Department of Corrections

The U.S. Supreme Court is preparing to consider reinstating death sentences for two brothers convicted in the notorious slayings of four people in Kansas, capital cases that roiled the state's politics and have prompted calls to remake its judiciary.

The nation's highest court planned Wednesday to hear the cases of Jonathan and Reginald Carr, sentenced to lethal injection for the killings in Wichita in December 2000. The justices also scheduled arguments in the case of Sidney Gleason, sentenced to die for the 2004 murder of a Great Bend woman and her boyfriend after she witnessed a robbery.

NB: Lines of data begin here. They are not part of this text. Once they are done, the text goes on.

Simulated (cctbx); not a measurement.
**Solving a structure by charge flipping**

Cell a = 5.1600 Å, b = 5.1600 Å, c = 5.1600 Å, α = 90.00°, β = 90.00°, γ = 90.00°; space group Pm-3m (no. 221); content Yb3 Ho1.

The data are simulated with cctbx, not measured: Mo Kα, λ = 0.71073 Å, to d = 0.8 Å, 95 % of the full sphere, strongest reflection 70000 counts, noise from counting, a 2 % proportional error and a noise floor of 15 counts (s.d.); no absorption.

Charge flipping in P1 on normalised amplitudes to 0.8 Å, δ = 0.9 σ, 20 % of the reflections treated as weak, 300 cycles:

The Kansas Supreme Court overturned the death sentences in all three cases last year, and Attorney General Derek Schmidt's office appealed. Kansas reinstated capital punishment in 1994 but has yet to execute any convicted murderers since then because the state's highest court hasn't upheld any death sentence. The state's last executions were hangings, in 1965.

Conservative Republicans dominate state politics, but six of the court's seven justices were appointed by Democratic or moderate GOP governors, leading to criticism that it leans to the left and has shown it simply opposes capital punishment. The decisions overturning the Carrs' sentences prompted a campaign by victims' family members that came close to removing two justices last year, an effort endorsed by both GOP Gov. Sam Brownback and the state Republican Party's chairman.

The brothers were sentenced to die for fatally shooting a woman and three men a snow-covered field. They were also convicted of breaking into a home, first forcing the victims to have sex with each other and ordering them to withdraw money from ATMs. A second woman also was in the field and survived, providing eyewitness testimony.

Defense attorneys argued unsuccessfully that the brothers couldn't get a fair trial in Wichita and objected to them having a single, capital-sentencing trial, saying they disagreed about who was most responsible for the crimes. The Kansas justices said the brothers should have had separate sentencing trials. The Carrs remain in prison.